BP's Hayward: Growing economies demanding more energy
BP PLC Chief Executive Officer Tony Hayward says more money needs to be spent on exploration and development if the world is to meet increasing demand for energy.
PORT OF SPAIN, Nov. 25 -- BP PLC Chief Executive Officer Tony Hayward says more money needs to be spent on exploration and development if the world is to meet increasing demand for energy.
Speaking at a news conference in Trinidad, Hayward said BP was projecting that by 2030 the world will need at least 45% more energy than it consumes now.
Hayward said this increase demand will be driven mainly by the world’s emerging economies.
“Hundreds of millions of people, driven mainly by India’s and China’s development, are making the journey from a rural to an urban way of life, and that journey brings with it an explosion in demand for energy,” Hayward said.
To meet this increase in demand, BP projects it will require an investment of $25-30 trillion, or and average of “more than $1 trillion/year for the next 20 years.”
Hayward said is not happening at the moment because the world economic crisis has led to a reduction in companies’ ability to invest in exploration.
Hayward said to face the challenges of energy security and climate change there will also be a need for a more diverse energy mix.
“What has become very clear is that there are no magic bullets, nor is there going to be a ‘one-size fits all’ solution: each country will have to define its own pathway, based on its natural competitive advantage,” he said.
Focus on gas
Hayward said natural gas is becoming increasingly important in dealing with the energy and environmental challenges facing the world and as the developing economies continue to expand, demand for power is set to grow exponentially.
“We believe the best way of meeting this demand growth, while lowering carbon emissions, is through a switch from coal to gas.”
Renewable energy will eventually be important but it will take several decades to become a significant part of the power generation mix. Very long lead times apply to nuclear power as well.
“In the short term, the main choice for expanding generation capacity is between coal and gas. And until clean coal technology has been developed for use at scale—which is still some ways off—gas should be the clear choice,” he said.
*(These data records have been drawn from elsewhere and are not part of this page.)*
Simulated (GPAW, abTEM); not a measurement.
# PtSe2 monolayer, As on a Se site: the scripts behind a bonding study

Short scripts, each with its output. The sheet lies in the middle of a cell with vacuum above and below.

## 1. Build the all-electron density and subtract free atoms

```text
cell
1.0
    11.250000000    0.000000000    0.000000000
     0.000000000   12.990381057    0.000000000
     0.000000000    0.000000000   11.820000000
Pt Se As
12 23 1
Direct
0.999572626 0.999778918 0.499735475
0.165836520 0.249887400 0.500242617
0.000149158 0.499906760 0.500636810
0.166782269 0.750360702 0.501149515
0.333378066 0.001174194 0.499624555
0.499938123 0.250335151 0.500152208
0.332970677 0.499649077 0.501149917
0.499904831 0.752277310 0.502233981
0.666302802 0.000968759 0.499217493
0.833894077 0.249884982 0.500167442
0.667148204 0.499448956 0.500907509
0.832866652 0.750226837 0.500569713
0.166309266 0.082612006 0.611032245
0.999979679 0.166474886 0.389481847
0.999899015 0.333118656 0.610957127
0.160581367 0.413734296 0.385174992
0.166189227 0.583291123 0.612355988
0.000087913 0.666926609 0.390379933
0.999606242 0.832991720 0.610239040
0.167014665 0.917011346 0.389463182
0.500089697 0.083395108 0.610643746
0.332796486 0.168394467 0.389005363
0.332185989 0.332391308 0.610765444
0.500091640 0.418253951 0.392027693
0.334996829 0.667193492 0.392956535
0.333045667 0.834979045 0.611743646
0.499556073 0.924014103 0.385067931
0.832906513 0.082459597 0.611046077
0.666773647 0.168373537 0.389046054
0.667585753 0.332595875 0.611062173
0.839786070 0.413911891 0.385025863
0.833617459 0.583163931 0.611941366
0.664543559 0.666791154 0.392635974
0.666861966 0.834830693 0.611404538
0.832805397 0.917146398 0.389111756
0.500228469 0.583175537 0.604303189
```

Hayward added, “[Gas] generates half the carbon emissions of coal. It is abundantly available—even more so than we thought just a few years ago thanks to the unlocking of significant reserves of unconventional gas in North America. And as LNG it is traded in increasingly open markets around the world.”
A fundamental part of the world’s energy future, Hayward argued, must be gas. After all, he said, it is the fuel that offers the greatest potential to provide the largest carbon reductions—at the lowest cost—and all that by using technology that’s available today.
Hayward admitted though that clean coal technology will have to be improved and coal will return as part of the sustainable energy mix.